I'm talking about male fantasies, obviously.
"Every woman wants him and every man wants to be him." Wanting to be Bond is a lot harder when the perils are clearly outlined -- it's what you said about Brosnan's shadow-self showing on the surface with Craig -- and also, a lot harder when you know for certain you don't have the background for it. (What's really ironic is that Craig doesn't have the background, either.)
Hm, what else. Casino Royale is so much more female-friendly than the other Bond films. The presence of a strong female character isn't the real reason, because there have been strong female characters in other Bond films. It's Craig's Bond not being so infallible, and having a bad side that's visible on screen where Vesper (and the audience) can see it -- and reach it. Before it didn't matter if the girl was a rocket scientist, she wasn't ever going be on equal footing with James Bond, emotionally speaking.
The only "equal" Bond girl -- who is not a villain -- in previous Bond films was Michelle Yeoh in Tommorrow Never Dies, and Bond treated her like a guy or (at least) put her in a separate, non-sexual category. This movie proves that you can have equality and chemistry. Some people complained about Solange (the "typical Bond girl") but I appreciated that she was there, for the contrast -- and for the fact that she is not really taken in my him. She plays along because she wants to.
I had trouble with names in this movie. Well, I have trouble with names in every movie but this one actually punishes you for not catching them. The ONE name I absolutely remembered was Mr. White's. That's because after the movie shifts from black and white to color he's the first white man you see on screen.

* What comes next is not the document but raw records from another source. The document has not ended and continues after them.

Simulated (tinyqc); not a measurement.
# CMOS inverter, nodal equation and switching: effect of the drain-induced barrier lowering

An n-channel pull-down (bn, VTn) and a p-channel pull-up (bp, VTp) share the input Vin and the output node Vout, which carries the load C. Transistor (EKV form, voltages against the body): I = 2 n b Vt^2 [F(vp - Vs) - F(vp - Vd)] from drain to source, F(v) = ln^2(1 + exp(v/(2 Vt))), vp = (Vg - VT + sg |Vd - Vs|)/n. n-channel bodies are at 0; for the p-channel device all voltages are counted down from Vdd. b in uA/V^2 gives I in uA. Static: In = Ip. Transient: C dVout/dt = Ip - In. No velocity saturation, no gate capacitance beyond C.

What I really liked in CR (besides Craig's stony-eyed stare) was the head-on collision of past of present. Terrorism and free-running and cell phones are all the rage right now, but that poker game, with every stock player an ethnic caricature? Soooo sixties. I also thought it was charming that Le Chiffre's attempt to manipulate the stock market involved actually blowing up Skyline's new plane. And - not just any plane! The newest, shiniest, BIGGEST plane in the world. That sort of faith, that corporate stock is directly connected to an easily measurable reality, is pretty much nonexistent today. (Heck, Enron proved that the market is not connected to reality at all.)
Blah blah blah. I liked the movie, it was smart. (How much of the dialog was taken directly from the book, I wonder? It's probably pretty telling of the atmosphere in Hollywood right now that the smart, faithful adaptation was made today, when ten years ago all we had were super-spy macho fantasies with lots of high-tech explosions.)